Its very far from pure entertainment. About the only 'pure' entertainment I have ever been a part of is the most basic circus stuff. And, even then, when you raise all that to the level of either Ringling Brothers or Cirque du Soleil, you are going to get a some sort of message as a part of the overall script.
Its comedy, and since the Greeks (which is as far back as we can trace any of this) comedy was always a way to get that things that might otherwise be hard to approach. It's the jester who can make fun of the king, and in so doing, all are able to join in. In 411 BCE Greece, Aristophanes could not have attacked the institution of the army directly, so he did it in in a roundabout way in Lysistrata.

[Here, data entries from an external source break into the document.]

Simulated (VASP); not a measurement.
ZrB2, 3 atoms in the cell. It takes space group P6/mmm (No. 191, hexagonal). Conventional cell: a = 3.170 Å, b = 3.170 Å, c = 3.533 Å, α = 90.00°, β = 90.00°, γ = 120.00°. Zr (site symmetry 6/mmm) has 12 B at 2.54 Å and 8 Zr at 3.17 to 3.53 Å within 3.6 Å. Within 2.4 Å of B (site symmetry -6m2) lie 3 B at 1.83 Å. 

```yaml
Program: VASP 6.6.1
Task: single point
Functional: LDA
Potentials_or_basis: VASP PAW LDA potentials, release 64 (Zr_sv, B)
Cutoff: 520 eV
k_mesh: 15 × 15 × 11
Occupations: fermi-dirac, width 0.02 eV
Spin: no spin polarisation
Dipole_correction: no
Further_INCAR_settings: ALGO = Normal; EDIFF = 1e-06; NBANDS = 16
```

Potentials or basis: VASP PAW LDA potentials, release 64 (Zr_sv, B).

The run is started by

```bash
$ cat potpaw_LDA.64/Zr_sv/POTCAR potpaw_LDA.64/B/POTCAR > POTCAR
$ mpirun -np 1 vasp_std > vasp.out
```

Matt and Trey, following in the footsteps of Matt Groening, Jay Ward (who's Rocky and Bullwinkle is still a good sent up on the cold war) and the big man himself, William M. Gaines, who's Mad taught a few generations how to do it, are using satire and irony as a way of examining Society writ large. They have got much better at it over time. The Simpsons started out good, faded for a while, and then came back strong again, but Matt&Trey have come to it far more gradually, but in some ways, much better. Because the kids can't really understand the adults try - and fail, to explain in every episode. And, like The Emporor's New Clothes, its the kids who get to say the one thing everyone it thinking. So, for the Tourette's one can be summed up with the kid who watches Cartman swear at the teacher who then praises him and says "He said XXXX, that's cool" and the other overriding though is found in in Kyle's comment that "isn't anyone responsible for anything anymore besides me?"
Though the message of "if you can say anything you want, you will sooner or later say something you regret" is pretty funny too.
the ones where they make fun of or mock christianity They do, but they have gone after the Mormon's too, and no religion seems to take it as much as Scientology does.